In the first U.S. presidential debate, Mitt Romney was a bully. He not only took Barack Obama’s lunch money, he took his jacket, and told him to go stand in the corner and keep his mouth shut, as well. It was a shameful outing for the president. A poll done by CNN immediately following the debate had viewers favoring Mr. Romney’s performance by a whopping 67% to Mr. Obama’s 25%. The president was undressed.
This Tuesday, the second of the debates, don’t expect the beam to be so tilted toward the Republican nominee.
Two weeks ago, the president came off as very lethargic, unwilling and unable to match the aggression and enthusiasm of his challenger. As a result, Mr. Romney, who I’ve always emphasized needed spectacular showings in all of these debates to have a good chance in November, swung ferociously at the president’s head and connected more often than not on his blows.

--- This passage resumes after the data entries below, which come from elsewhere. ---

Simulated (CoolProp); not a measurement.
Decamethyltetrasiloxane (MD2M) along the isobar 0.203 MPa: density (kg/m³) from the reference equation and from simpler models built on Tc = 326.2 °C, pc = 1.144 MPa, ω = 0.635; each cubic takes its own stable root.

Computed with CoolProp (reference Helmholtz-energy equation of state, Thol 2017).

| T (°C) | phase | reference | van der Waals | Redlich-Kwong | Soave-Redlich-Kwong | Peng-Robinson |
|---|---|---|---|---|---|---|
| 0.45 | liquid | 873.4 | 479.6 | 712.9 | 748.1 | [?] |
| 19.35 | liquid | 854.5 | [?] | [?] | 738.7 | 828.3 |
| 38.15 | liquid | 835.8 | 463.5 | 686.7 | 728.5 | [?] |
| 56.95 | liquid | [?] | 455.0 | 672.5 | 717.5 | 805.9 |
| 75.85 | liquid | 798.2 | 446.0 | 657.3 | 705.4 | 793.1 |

He spoke confidently of his plans and his view of government. Even though the debate veered into stats and numbers quite a bit, one left the debate feeling Mr. Romney was a man who knew his stuff, and as such, he appeared presidential.
Another thing that also happened is that the middle became crowded. Mr. Romney, who throughout the brawl for the Republican nomination sold his soul many times over to the “rightest” of right in his party, that night, repositioned himself as a moderate. Thanks to Mr. Obama’s inexplicable nods and docility, the former governor reintroduced himself as a middle-of-the-road guy to the American viewer. He disavowed all the labels of a vicious apathetic elitist with which the Obama campaigned had successfully painted him.
Maybe, this was why the president appeared a deer caught in the headlights; too dumbfounded to believe what he was hearing and mutter the slightest of arguments to save his own candidacy.
Watching that night, I noted on Twitter that to win a debate, it doesn’t matter how outrageous your allegations against your opponent are—you need only say them confidently and repeatedly; after all, viewers are not looking through a fact book as you speak. Mr. Romney was able to do this successfully.
In this second debate, expect the rebirth of Barack Obama. Chastised by a very angry and miffed base, expect the president to come out swinging. For all the allegations Mr. Romney seemed to get away with at the last debate, expect the president to methodologically and surgically attempt to break them apart with facts and figures from his own fact-checkers.
On Tuesday, Mr. Obama’s strategy would be to push Mr. Romney out of the middle he now seeks to occupy. Mr. Obama will aggressively seek to reconsolidate his hold of this ground—reminding voters that he got there first and has always been there. Expect the president to cast his challenger as an incurable flip-flopper who will say everything and anything to get elected—an ambitious elitist who cares only for his millionaire friends and sees only the bottom line: forgetting America is not a business but a people. And for this, Mr. Obama will go to great lengths to show his record in fighting for America’s middle class, as well as embracing positions that are not popular with his own Democratic base.
As Gwen Ifill of PBS rightly notes, to defeat an incumbent, a challenger must overwhelmingly show a president as incompetent. This is a tall order for Mr. Romney. An economy in free fall when Mr. Obama took office has now stabilized as evident by the latest September unemployment numbers. One war is over and the other will soon, too.
But don’t expect Mr. Romney to give up his fight for the middle so easily; his success in November depends on it. Both candidates need the independent voters that will make or break this election. He will, by force of necessity, double down on his performance from two weeks ago. The difference will be, this time; Mr. Obama shall find his tongue and remind him of his own words: the ones said in public and those when he thought no one was listening. It will now be Mr. Romney’s turn to call the president a liar.
Ladies and gentlemen, it shall be a heated and passionate debate. You might want to send the kids early to bed for this one.